Aside from those things, I have met some interesting people. I briefly got to chat with Juan Maldacena, who developed the idea of the AdS/CFT correspondence, roughly that 5-dimensional quantum gravity (i.e., a string theory) on a certain space is equivalent to a well-understood 4-dimensional quantum field theory (i.e., a theory of point particles) on the boundary of the 5-d space. This is a concrete realization of the interesting idea of "holography." It has also inspired a lot of phemonological ideas, in which people approach "technicolor"-like models (proposing that strongly interacting physics at a certain energy scale [which will soon be probed by the Large Hadron Collider in Switzerland] will explain certain riddles in the Standard Model) by considering their duals as "brane-world" scenarios in 5 dimensions. I told Maldacena that I'm interested in such phenomenological ideas, and he sounded rather skeptical of them, but I didn't get a chance to ask him why.

There was also a nice public lecture by John Bahcall on the solar neutrino problem. I should try to make a post explaining it along similar lines sometime. Tomorrow morning I might get to hear some phenomenology lectures before I run to catch my flight back to Chicago (just in time for Scavhunt).

Also while here, I saw Kill Bill 2, which I enjoyed, and I got a chance to do some CD shopping. I only regret that I didn't have a chance to get away to the mountains for some hiking; I did get a nice view of them from the 22nd floor of the hotel, but that wasn't so satisfying.

Posted by Matt at May 3, 2004 11:53 PM

Out of curiosity, what is the APS April Meeting? Is this a major conference of the APS for all academics in the field? Is this an event tailored more closely for students (graduate or undergraduate)? If I recall correctly, you've mentioned that you were presenting a paper at the conference--is this typical for an undergraduate (or for a University of Chicago undergraduate)?

Back in the days of yore, when we first started this blog, you commented on the lack of background given to most undergraduates in research methodology, if I recall correctly. But I'm not sure how likely undergraduates in other fields are to have the chance to present their research at a conference. In history, I suspect that such opportunities are minimal; I don't know how things work in sciences other than physics. I do get the sense, even from people I knew at Swarthmore, that undergraduates do sometimes have the opportunity to do real research and then present it at a conference, and I'm curious how this works in practice.

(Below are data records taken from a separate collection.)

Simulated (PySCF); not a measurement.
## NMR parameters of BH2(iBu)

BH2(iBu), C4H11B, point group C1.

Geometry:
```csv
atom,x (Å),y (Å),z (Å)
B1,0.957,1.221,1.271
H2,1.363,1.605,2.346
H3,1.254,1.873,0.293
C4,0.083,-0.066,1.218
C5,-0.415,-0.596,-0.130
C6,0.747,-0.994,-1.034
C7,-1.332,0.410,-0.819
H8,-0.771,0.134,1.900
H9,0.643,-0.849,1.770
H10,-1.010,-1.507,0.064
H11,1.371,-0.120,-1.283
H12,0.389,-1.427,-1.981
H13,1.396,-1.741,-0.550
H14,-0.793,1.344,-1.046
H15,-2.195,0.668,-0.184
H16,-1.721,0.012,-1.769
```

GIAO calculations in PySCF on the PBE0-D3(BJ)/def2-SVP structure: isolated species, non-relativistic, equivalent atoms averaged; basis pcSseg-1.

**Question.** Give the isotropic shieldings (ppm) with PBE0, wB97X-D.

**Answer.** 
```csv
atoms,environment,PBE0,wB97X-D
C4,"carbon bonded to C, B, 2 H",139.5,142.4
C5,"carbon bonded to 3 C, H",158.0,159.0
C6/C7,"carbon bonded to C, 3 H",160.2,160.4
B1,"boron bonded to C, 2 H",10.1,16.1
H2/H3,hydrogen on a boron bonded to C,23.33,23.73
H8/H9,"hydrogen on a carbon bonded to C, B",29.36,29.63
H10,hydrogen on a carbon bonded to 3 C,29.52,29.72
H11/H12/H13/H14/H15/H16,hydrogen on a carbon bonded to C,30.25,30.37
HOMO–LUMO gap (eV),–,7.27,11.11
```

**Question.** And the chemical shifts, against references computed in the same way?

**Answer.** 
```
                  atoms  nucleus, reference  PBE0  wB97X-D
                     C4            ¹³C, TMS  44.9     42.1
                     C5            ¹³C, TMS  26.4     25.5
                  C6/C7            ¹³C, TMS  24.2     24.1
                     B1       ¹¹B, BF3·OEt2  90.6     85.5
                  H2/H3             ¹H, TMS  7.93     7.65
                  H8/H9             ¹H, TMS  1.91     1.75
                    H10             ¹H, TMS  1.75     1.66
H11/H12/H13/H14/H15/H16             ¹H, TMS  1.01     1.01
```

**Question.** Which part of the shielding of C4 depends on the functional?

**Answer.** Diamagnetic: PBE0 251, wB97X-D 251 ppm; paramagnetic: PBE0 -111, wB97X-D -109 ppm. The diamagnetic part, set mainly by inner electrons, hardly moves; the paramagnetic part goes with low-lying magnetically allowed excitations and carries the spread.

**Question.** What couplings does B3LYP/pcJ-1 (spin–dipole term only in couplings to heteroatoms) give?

Posted by: Ed at May 5, 2004 04:04 PM

The APS April Meeting is a major conference for all academics in the field. It's not taken as seriously as the more specialized conferences, though. The talks range from invited talks by very well-known people, to poster sessions by crackpots. More or less anyone who wants to present, can. Not so many undergrads go; I would guess that most of the talks are given by grad students, but I don't have statistics on that. As far as I know only two U of C undergrads went this year (myself and Lauren, who also works for Henry); last year there were four of us (again all CDF people). I ran into a U of L student I know from high school, who was presenting in a session specifically for undergraduate presenters. The student reception consisted almost entirely of grad students; a student lunch seemed to have more undergrads, some of whom were attending the conference without presenting anything. So, the opportunity to present is there, but few undergrads take it. (I think the biggest obstruction is probably getting funding to travel to the conference.)

Opportunities for undergrads to present at better conferences are rarer. Peter got to go to Aspen, but, he's Peter. Henry has talked at various points about sending me to other places (including Paris and Moscow) but this never progressed beyond vague talk. Maybe if I had been more insistent.